U.S. organizations argue that Canada has hidden behind supply management to deny American farmers access to a sliver of the Canadian dairy market promised under the Free Trade Agreement among Canada, the U.S. and Mexico.
Trump is targeting Canada’s dairy industry
Cows are fed at a dairy farm in Granby, Que. Canada’s supply management system was created more than 50 years ago as a national framework to protect the domestic dairy industry as well as eggs and poultry products. Christinne Muschi The Canadian Press file photo

U.S. organizations argue that Canada has hidden behind supply management to deny American farmers access to a sliver of the Canadian dairy market promised under the Free Trade Agreement among Canada, the U.S. and Mexico.

U.S. President Donald Trump may be having a cow over Canadian dairy, but it’s not the first time the U.S. government has complained about the industry’s protectionist policies.

In 2018, during his first term as president, the dairy industry was a target for an angry Trump, who railed against Canada for not allowing foreign competition in.
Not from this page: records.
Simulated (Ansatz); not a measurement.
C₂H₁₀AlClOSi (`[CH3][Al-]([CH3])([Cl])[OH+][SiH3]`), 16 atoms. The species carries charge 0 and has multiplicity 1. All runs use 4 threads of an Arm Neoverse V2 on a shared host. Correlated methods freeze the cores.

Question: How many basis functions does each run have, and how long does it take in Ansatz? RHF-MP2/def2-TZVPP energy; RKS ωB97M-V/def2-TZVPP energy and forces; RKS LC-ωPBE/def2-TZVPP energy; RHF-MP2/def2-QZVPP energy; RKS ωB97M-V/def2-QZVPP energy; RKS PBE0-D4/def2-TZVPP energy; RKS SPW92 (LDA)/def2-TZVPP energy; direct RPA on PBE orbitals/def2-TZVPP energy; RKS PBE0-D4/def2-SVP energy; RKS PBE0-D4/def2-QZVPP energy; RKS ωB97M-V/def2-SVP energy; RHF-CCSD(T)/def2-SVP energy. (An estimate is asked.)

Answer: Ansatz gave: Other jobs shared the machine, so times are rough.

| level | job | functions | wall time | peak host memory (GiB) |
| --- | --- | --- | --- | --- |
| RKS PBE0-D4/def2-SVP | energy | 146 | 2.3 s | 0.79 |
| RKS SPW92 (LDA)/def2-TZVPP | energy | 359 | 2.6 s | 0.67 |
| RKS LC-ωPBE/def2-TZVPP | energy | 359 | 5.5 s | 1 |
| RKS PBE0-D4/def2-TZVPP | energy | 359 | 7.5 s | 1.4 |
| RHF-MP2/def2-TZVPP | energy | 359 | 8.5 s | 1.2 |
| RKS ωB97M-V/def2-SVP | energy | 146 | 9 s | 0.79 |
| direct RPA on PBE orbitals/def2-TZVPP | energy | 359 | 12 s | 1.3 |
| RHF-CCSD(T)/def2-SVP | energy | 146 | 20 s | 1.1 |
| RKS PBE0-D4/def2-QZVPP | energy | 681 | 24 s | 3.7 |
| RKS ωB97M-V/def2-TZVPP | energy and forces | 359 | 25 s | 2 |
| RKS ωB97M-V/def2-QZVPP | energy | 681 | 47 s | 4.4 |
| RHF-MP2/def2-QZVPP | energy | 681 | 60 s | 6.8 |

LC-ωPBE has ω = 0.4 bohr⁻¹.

And he’s not far wrong, according to industry experts.

The reality is that Canada still uses a protectionist market system that guarantees farmers are paid a set price for all their milk production and charges high tariffs — some higher than what Trump is threatening — on dairy imports.

Canada has what’s called a supply management system, which was created more than 50 years ago as a national framework to protect the domestic dairy industry as well as eggs and poultry products.

It does so by providing stable prices, reducing risk for farmers and offering predictability for consumers, said Michael von Massow, a food agriculture and resource economics professor at the University of Guelph.

But U.S. organizations argue that Canada has hidden behind supply management to deny American farmers access to a 2.86 per cent sliver of the Canadian dairy market promised under the Free Trade Agreement among Canada, the U.S. and Mexico, or CUSMA.

CUSMA doesn’t officially end until 2036 but the agreement is up for review in June of next year, when all three countries can ask for modifications to the existing rules or propose new measures.

The U.S. said it has been unable to access the market share it was promised because the Canadian companies given the go ahead under CUSMA to import U.S. products didn’t do so because they didn’t want the competition, according to Jaime Castaneda, executive vice-president of policy development and strategy for the National Milk Producers Federation and the U.S. Dairy Export Council.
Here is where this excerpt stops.